Monday, February 2, 2009

Sensation of the Season

There were women in baseball long before A League of Their Own. The young ladies in this 1884 New York Clipper ad first played baseball in Philadelphia in 1883, according to Baseball History From Outside the Lines by John E. Dreifort. The 500 people in the audience laughed as they tried to figure out what to do. They played for about 2 years, sometimes against men's teams (they were supposed to play other women). It seems that they were somewhere between serious athletes and a sort of traveling vaudeville act.

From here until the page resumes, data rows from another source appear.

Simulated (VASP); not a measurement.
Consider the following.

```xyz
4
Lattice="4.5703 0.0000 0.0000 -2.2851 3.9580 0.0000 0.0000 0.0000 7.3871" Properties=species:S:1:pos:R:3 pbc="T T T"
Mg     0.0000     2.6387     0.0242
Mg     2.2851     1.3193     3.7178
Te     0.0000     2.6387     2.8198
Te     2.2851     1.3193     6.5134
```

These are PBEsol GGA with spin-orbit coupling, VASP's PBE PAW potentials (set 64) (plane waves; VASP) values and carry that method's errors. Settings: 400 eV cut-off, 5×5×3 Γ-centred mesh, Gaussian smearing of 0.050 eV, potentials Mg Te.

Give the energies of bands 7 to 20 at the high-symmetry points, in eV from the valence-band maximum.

In 1893 the New York Times reported that some young society ladies had played baseball against the young men in Lenox, Massachusetts - and they played so well that "the boys got the worst of it." The young men and women were "so evenly matched," in fact, that everyone enjoyed it thoroughly; so much so, that they were going to play again. One of the "brightest young ladies" hit a home run, when the male pitcher was not looking, "much to the amusement of the spectators."

The wonderful photo is from San Francisco State University College of Behavioral and Social Sciences. It is of another team, known as Franklin's Young Ladies' Baseball Club, and was taken about 1890.

SOURCES

Dreifort, John E. Baseball History From Outside the Lines (U of Nebraska Press, 2001), pp. 203-4.

"Girls Who Play Baseball," New York Times, Sept. 3, 1893, p. 12.

4 comments:

Geri Ohara said...

very interesting piece

Susanne Saville said...

I can't believe I haven't come across this blog before. Thank goodness I found it now! What a great place. :)

Pam Walter said...

Hats off to the "handsome young ladies"! I am going to pass this along to all my female friends who enjoy softball. www.satisfiedsole.com

Lidian said...

Geri - Well, it is sort of what I call a "placeholder", a brief post that I might redo in more detail later on.

Suzanne - Thank you ! :)

Pam - I was very pleased to learn of them too.